ROANOKE TIMES 
                      Copyright (c) 1996, Roanoke Times

DATE: Sunday, December 22, 1996              TAG: 9612240019
SECTION: EDITORIAL                PAGE: 2    EDITION: METRO 


WELFARE REFORM COSTS GROW CLEARER

THE PREMISE that welfare reform will, in the short term, save money was wrong to begin with, and the evidence of this is beginning to come in. Wisconsin, for example, has found it must add another $25 million to day-care spending for welfare recipients moving into jobs.

Added to earlier increases in cost projections, the state will more than triple its spending on day care, bringing the total to $185 million, once its reform plan is fully implemented next September.

Virginia officials intoxicated by early successes in this state's reform effort would be wise to look carefully at Wisconsin's experience, and take heed: Welfare reform can work - Wisconsin has slashed caseloads by 41 percent in the past three years - but it will cost a lot of money.

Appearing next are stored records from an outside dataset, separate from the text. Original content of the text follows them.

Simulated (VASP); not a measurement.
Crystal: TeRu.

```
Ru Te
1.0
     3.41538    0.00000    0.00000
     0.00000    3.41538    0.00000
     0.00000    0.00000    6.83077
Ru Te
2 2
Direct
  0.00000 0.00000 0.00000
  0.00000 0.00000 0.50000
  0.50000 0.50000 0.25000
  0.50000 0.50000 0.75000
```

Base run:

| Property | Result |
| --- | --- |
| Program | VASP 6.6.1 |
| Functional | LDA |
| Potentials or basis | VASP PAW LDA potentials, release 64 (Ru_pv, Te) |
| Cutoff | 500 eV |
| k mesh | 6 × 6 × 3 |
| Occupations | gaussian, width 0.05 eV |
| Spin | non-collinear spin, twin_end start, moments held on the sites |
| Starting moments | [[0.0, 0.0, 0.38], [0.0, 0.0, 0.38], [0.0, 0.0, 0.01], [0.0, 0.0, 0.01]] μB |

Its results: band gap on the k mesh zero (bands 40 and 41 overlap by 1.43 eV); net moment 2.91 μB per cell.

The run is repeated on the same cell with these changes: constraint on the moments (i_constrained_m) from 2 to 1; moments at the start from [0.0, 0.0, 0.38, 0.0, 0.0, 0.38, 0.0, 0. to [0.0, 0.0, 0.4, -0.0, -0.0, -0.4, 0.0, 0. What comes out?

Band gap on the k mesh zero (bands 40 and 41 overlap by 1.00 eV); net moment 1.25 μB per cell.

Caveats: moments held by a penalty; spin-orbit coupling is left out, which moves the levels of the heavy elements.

Wisconsin's Republican Gov. Tommy G. Thompson, an early leader in state welfare-reform efforts, initially planned to require welfare families to use up to 46 percent of their incomes to pay for child care. But spending almost half of an already meager paycheck just to free oneself to work doesn't leave enough to support a family - pay the rent, put food on the table, clothe the children - as insulated policymakers apparently discovered when desperate parents began to howl.

Without more of a subsidy, they could not afford to pay caregivers, and without clients, day-care centers would close. Thompson has asked state lawmakers to ease the co-payment, requiring that recipients spend no more than 16 percent of their paychecks on child care.

But most of the new money will go to protecting government-subsidized child-care slots for working-poor families. As welfare recipients are being pushed into jobs, and their children pushed into day care, they are bumping up against families who have not been on welfare, working-poor families who have been trying all along to be self-sufficient, but are unable to afford child care on what they earn alone.

Which raises another cautionary point: Welfare reform cannot be purchased at the expense of the struggling working poor.

Nor should it be bought at a cut-rate price based on the cheapest day care possible, without regard for quality - a mistake Virginia seems about ready to make as it prepares to lower its education and staffing standards for day-care centers.

In Wisconsin, Thompson is planning to add $20 million for child-care subsidies for the working poor, and spend $5 million to create more day-case slots overall and improve the quality of care.

Governors serious about reforming welfare, not simply slashing its cost - as Thompson always has insisted he is - will recognize similar needs in their own states. The Congressional Budget Office estimates that the federal welfare reform act falls $1.4 billion shy of projected child-care needs over six years.

If "reform" is not to be a euphemism for "abandoning the poor to their wretched fate," states will have to invest more - both to help along the transition from dependence to work, and to avoid penalizing those already working.